I miss home.
I miss sleeping in my room on Long Island. I haven’t been there since January and I won’t return until half way through August.
I miss hearing my sister’s crazy music blasting from her room.
I miss the air compressor going on and off in my dad’s garage at the wee hours of the morning.
I miss my mom’s cooking.
But all of these things are a sacrifice I’m willing to miss to serve the Lord who laid his life down for the salvation of my soul.
As my time living in the physical place of Covecrest quickly comes to an end and I prepare my heart to serve at Camp Hiawassee during the summer, and then live and serve in Atlanta, God is moving a lot of things around in my heart.
I’m struggling to feel a constant presence of home, and struggling to feel confident in what God is doing. With that, the idea of being a nomad has entered my prayer. I haven’t really moved around a lot, but I do call a lot of different places home. I went to school in Florida for four years, and I call that place home. I served summers at Covecrest and Tepeyac claiming those places as home for weeks. I have friends and family who have welcomed me into their lives and opened up their homes to me. See the struggle?

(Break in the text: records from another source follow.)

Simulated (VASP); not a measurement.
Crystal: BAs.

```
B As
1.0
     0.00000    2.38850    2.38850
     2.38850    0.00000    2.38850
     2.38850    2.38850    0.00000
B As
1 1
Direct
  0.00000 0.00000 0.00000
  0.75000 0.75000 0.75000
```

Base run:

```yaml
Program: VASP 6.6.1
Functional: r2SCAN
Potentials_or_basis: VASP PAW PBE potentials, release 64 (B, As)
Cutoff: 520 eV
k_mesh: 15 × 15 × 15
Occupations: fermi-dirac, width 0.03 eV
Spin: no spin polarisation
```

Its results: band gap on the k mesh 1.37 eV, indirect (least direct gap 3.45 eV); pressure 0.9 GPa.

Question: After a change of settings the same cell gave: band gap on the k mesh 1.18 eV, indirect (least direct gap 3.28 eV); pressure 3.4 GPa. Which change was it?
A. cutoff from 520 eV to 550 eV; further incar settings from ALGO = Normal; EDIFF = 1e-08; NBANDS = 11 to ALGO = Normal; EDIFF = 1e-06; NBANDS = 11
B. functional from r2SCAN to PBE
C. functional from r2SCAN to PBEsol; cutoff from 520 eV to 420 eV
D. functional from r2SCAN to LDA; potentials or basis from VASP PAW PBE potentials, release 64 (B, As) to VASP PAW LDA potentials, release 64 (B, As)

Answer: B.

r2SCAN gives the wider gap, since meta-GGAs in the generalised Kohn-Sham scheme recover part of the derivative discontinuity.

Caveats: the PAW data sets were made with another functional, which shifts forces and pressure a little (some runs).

BUT there is a freedom in the realization that came through prayer and reading through Pope Francis’s first audience. My home is truly in the Lord. My home is where Jesus is. My home is in the Mass, and the Eucharist, and the love of Christ.
“Jesus has no home because his home is in the people, his mission is open to all the doors to God, to be the presence of God’s love”- Pope Francis
Take these words of our Pope and rest in them. Take them to prayer and allow God to penetrate your heart and find rest in HIM.